One of the biggest challenges in running a small business is finding the right members for your team. When interviewing employees, are you asking the right questions? Are your favorite applicants going to rise to the challenge of the real-life work? Here are a few elements to consider:

1. Works Well on a Team
Your employees need to be team players in order to be effective in your business. It is important that your employee can work independently, but it is equally as valuable to get someone who can easily work on a team. If you hire someone who a sole focus on themselves and their own ambition, you may find yourself struggling to get them to work toward the bigger picture for the company.

In your interview, test this by asking about specific instances where the candidate has worked on a team. Encourage them to elaborate on specific times when they thought they did well, and when they thought their approach could have been better. This will help you identify individuals who are familiar with and value team dynamics.
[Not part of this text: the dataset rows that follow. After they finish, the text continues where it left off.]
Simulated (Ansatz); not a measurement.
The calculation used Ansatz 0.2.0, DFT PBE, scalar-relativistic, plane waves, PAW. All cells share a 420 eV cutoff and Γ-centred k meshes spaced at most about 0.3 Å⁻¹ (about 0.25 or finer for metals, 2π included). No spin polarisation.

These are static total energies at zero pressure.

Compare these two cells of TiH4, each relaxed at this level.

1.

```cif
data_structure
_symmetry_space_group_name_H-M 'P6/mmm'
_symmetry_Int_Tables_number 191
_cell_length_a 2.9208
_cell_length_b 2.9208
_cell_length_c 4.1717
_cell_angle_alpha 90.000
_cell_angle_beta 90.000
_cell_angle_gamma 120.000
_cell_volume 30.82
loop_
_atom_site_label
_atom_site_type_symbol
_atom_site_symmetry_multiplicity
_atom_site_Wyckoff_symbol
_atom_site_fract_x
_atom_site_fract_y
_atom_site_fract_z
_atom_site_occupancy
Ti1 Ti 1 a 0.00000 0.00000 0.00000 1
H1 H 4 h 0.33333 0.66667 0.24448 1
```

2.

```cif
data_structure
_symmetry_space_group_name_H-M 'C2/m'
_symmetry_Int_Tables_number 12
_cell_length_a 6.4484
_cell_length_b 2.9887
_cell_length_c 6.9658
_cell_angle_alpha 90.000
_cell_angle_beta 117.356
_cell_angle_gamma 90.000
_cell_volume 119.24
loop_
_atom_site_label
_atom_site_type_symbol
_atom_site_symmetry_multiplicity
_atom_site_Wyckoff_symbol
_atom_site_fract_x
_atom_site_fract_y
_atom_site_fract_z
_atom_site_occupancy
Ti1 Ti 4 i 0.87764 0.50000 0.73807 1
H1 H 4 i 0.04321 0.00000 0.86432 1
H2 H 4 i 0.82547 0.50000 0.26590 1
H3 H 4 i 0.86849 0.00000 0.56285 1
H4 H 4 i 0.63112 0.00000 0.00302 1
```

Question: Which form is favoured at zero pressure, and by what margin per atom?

2. Comfortable with Customer Service
As a small business owner, you’re looking for someone who is responsible and has a clear view on customer service practices, and are great with follow through. Remember, your employees are likely one of the first contacts your customers have with your business:

“Most people don’t understand it’s not the product or service that gets that customer jumping up and down about how wonderful you and your business is, it’s the social experience they had with the person serving them” (Be Interesting, Our Businesses Need You).

In your interview, do some role playing. You be the customer, and present a challenging situation. Watch carefully as the candidate answers. Do they hesitate and search for the right answer, or are they ready and confident with a solution?

3. Willing To Learn
Employees in small businesses can be required to wear many hats from time to time. As a small business owner, it’s also more effective for your employees to grow and prepare for progressively more challenging roles within the company. When interviewing a candidate, look for individuals who demonstrate a history of growing professionally. Have they invested in classes to learn new skills? Do they frequently attend industry events or read books to increase their understanding of leadership? What are their professional development goals for the next year?

This will help you see the candidate as they want to be in the future, and what they are willing to do today to prepare themselves for that “dream job.”

4. Strong Work Ethic
In a small business, there is no room for slackers. When someone on the team isn’t pulling their weight, the system falls apart. In your interview, ask the candidate to talk about specific instances where they have gone above and beyond for an employer. Ask them what they would do if asked to perform a task that may be outside of their job description on occasion. Their responses and body language will be telling as you seek out a new employee who will help you grow your business.